It seems obvious that the random data eigenvalues from a parallel analysis will grow as more variables are added; it becomes more likely that by random chance, two cases will be similar one some of the many variables. The question is: how fast do the random eigenvalues grow, as more variables are added. If they grow linearly, I'm screwed, and there is no point in adding more variables: as I add another variable, any improvement in (raw) eigenvalues will (probabilistically) be "eaten up" by an equal increase in necessary parallel-analysis adjustment. If they grow at a diminishing rate as you variables (is that a concave relationship then?!), there is hope: as you add more variables, only some, but not all of the possible increase in eigenvalues must be discounted away.

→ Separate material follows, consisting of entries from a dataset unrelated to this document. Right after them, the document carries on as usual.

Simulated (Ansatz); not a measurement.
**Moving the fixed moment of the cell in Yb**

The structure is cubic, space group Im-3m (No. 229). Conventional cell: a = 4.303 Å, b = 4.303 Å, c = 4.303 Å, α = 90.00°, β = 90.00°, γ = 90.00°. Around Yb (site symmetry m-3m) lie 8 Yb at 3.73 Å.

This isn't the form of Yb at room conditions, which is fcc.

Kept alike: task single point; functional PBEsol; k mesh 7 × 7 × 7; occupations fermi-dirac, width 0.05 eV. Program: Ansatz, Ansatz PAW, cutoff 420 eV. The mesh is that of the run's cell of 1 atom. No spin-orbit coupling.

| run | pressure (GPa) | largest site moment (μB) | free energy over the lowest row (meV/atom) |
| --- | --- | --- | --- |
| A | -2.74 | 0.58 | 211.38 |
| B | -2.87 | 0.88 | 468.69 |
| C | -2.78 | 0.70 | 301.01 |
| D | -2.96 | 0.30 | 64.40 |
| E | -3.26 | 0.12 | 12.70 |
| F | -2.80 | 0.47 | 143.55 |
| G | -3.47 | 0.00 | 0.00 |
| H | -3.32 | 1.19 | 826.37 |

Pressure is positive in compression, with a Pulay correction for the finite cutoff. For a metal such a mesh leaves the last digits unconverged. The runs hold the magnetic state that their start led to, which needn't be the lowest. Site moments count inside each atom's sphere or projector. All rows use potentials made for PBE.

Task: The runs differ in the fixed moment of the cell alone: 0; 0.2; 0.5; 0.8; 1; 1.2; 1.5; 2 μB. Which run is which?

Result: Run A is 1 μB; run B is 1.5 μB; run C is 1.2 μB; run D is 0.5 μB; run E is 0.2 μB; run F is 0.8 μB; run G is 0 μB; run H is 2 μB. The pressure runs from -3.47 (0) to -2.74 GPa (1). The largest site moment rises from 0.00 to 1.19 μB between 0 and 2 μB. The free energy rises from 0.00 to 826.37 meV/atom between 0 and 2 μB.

I have gone ahead and simulated this (very) crudely in R, and here's what I got:

library(paran)
library(reshape2)
library(ggplot2)
resparan <- matrix(data = NA, nrow = 400, ncol = 400)
for(i in 2:401) {
  rdata <- matrix(data = rnorm(n = 77, mean = 0, sd = 2.8), nrow = 77, ncol = i)
  resparan[1:i, i] <- paran(x = rdata, iterations = 100, centile = 95, quietly = TRUE, status = FALSE)$RndEv
  print(paste("Calculating for", i, "variables."))
  flush.console()
}
resparan.long <- melt(data = resparan, varnames = c("ncomps", "nvars"), value.name = "randomeigen")

Parallel Analysis N = 77

Parallel Analysis N = 200

Above are two incarnations of the same plot, once for N (of item-cases) = 77, and once for N = 200. The point where the number of cases equals the number of variables is denoted by green line. The red line indicates Eigenvalue = 1, the Kaiser-Guttman criterion. It appears that the curvature extends up to the point where the number of variables equals the number of cases – does that make sense?

Note: don't do this at home, takes about 20mins or so.

It seems, that in fact, the relationship is not linear, and there is hope.

I am guessing that aside from this numerical simulation, there must be math to bear this out. Correct? What would be a source or proof for the non-linearity of random data eigenvalue growth as more variables are added?

Clarifications:

  • The actual, observed people-variables to be added will (hopefully) not be random. However, I am here not interested in the development of their unadjusted (or otherwise), observed eigenvalues: those are an empirical phenomenon. I want to know how eigenvalues from random data (which parallel analysis discounts by) develop, as more random variables are added. (That's what parallel analysis does: it runs PCA on many random datasets).
  • By construction (see below), the additional random variables all have the same variance and mean.

Why would anyone want to do this? (Some context).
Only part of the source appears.